Dynegy Inc. on Monday cut its workforce about 14%, with nearly 600 positions lost in Houston and another 180 cut from offices around the United States, Canada and Europe. The news should not have been a surprise; Dynegy had prepared employees late last month with warnings that reductions would be coming (see Daily GPI, Sept. 30).

Spokesman David Byford told NGI that no further reductions are expected. Annual savings from the reductions are expected to exceed $100 million.

“The reductions are from all over the organization,” he said, with no specific units cut completely. Most of the cuts impact Dynegy’s corporate infrastructure and its marketing and trading businesses in North America and Europe. Fewer cuts were made in Dynegy’s four core units: power generation, natural gas liquids, regulated energy delivery and communications businesses.

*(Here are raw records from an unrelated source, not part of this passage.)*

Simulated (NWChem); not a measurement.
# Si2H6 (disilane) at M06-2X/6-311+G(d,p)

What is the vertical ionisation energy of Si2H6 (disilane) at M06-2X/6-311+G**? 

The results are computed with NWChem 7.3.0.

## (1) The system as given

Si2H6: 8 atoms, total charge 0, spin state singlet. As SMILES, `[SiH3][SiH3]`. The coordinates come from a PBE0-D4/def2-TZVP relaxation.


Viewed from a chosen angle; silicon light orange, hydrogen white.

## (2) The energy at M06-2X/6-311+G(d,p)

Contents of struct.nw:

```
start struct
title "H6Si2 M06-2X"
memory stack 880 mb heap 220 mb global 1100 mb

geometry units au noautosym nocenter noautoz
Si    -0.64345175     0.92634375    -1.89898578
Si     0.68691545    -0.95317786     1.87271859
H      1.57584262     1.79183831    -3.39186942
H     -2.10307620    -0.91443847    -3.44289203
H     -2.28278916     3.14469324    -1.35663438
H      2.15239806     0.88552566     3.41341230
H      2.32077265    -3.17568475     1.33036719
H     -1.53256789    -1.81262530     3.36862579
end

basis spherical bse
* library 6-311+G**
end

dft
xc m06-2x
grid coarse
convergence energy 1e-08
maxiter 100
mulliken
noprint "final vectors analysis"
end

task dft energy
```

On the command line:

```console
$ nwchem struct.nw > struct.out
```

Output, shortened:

Following the restructuring, Dynegy’s workforce worldwide will number about 4,600. Houston, where it is headquartered, will staff about 775, down from 1,380. The reduction includes employees already in transition roles as Dynegy exits the marketing and trading business. Employees who are cut or are in transition will be given the opportunity to apply for other jobs created through attrition. The fired workers will be eligible for severance benefits based on credited length of service with Dynegy, and professional career search assistance is available as well.

“Our restructuring defines the strategic direction of this company,” said Chairman Dan Dienstbier. “Unfortunately, given today’s market conditions, this company cannot support the same number of employees that we have in the past. Given the quality of our employees and the commitment they have demonstrated over the years, this was a difficult decision to make, but a necessary one as we prepare Dynegy for the future.” Dienstbier added, “the direction for our company and all of our employees is to focus on building a successful new organization while maintaining our customer relationships.”